"The really big change was when I tasted the wine. It was something completely new, totally different and exciting. It made me crazy, just tasting it." This is how Stanko Radikon describes the life changing moment in 1995 which prompted him to change the family's entire wine production to what we now know and love as "orange wines".

(Almost) every week, I select an orange wine (a white wine made with extended skin contact) that grabbed my attention. View the whole series here.

Radikon Cellar 2014 (Photo copyright Simon Woolf)

“The really big change was when I tasted the wine. It was something completely new, totally different and exciting. It made me crazy, just tasting it.”

This is how Stanko Radikon describes the life changing moment in 1995 which prompted him to switch the family’s entire wine production to what we now know and love as “orange wines”. Dissatisfied with the paucity of flavour and expression he was extracting from Ribolla Gialla (a thick skinned white grape variety indigenous to the region), Radikon conducted an experiment – he took half the harvest of Ribolla and wild fermented it with the skins for 7 days, just as his grandfather would have done.

The extended skin contact brought out an intensity of flavours and aromas that surprised even its creator. This rediscovered method would eventually help kickstart a new trend in wine, spreading to the wine geeks and sommeliers of New York, London and the world.

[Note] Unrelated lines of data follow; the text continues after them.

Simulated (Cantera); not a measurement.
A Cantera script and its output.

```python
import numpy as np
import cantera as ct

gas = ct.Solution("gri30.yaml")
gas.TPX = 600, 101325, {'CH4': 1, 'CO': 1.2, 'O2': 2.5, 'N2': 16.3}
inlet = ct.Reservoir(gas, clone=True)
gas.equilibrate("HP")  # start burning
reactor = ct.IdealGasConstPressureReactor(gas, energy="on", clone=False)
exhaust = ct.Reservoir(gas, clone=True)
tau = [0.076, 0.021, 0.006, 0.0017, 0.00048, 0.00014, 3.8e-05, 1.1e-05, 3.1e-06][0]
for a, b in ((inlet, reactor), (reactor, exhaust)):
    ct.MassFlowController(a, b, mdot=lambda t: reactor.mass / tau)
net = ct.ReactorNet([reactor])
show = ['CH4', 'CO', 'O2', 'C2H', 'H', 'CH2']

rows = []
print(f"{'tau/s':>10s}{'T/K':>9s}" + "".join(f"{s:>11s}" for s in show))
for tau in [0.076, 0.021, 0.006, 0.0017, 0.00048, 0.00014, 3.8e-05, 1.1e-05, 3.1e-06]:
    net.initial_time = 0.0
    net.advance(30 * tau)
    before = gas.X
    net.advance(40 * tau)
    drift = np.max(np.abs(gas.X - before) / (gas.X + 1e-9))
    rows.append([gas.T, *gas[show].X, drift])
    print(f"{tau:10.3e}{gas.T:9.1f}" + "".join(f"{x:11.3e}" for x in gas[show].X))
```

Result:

Stanko and Saša Radikon at lunch, August 2016 (Photo copyright Simon J Woolf)

But before the “orange wine” concept became popular, before it even had a name, there would be hard times ahead, as Stanko reflected in 2016: “In the first years after we changed our style, we kept about half our customers, but after a few more years we lost more of them. But there are two moments when you can make a big change like this – when it’s going really, really well, or when it’s going really, really badly. And for us it had been going really really well”.

I asked Stanko’s wife Susanna if she thought he was crazy: “Yes, I did, I couldn’t understand why he wanted to change everything when it was working so well – but I trusted him. And I liked the wine – it was so different and exciting!”.

History in a bottle

Old and venerable bottles of wine are often filled with resonance, but even by those standards it is special to taste Radikon’s 1995 Ribolla Gialla – the prototype, together with colleague and neighbour Joško Gravner’s wines, for so much that would follow.

Fermentation took place in barriques – the large Slavonian oak botti and open top fermenters came later. There are much more noticeable signs of oak influence than you would expect in current Radikon vintages, such as the aromas of caramel and spice. This is a sprightly 21 year old however, with bright acidity and the sensation of fruit – plum skin and quince. There’s a nice note of dried sage and mint, which carries the wine through to a long and lively finish.

The texture is supple, with a gentle suggestion of tannins. Stanko and son Saša later settled on 3 months as the optimum period of skin contact, and here with only a week it’s as if the full power of Ribolla Gialla has yet to be unleashed. Not surprisingly, this wine has the feeling of an experiment – a new beginning, year zero, but not quite fully formed.

Radikon - Ribolla Gialla 1995, Aug 2016

The 1995 Ribolla Gialla was bottled and labelled, using the previous year’s US labels. It was however never put on the market, and to date the few remaining bottles remain at the property.

The label carries the “Collio” DOC, however I suppose that the consorzio would have rejected it for the Collio appellation, had it been released for sale. Both the colour and the flavour profile would have been deemed “wrong” or atypical. To this day, Radikon, Gravner, and most of their colleagues bottle their wines under the lowlier “Venezia Giulia IGP” category. The Friuli Collio consorzio still doesn’t consider that these wines are representative of the region. Now that is truly crazy.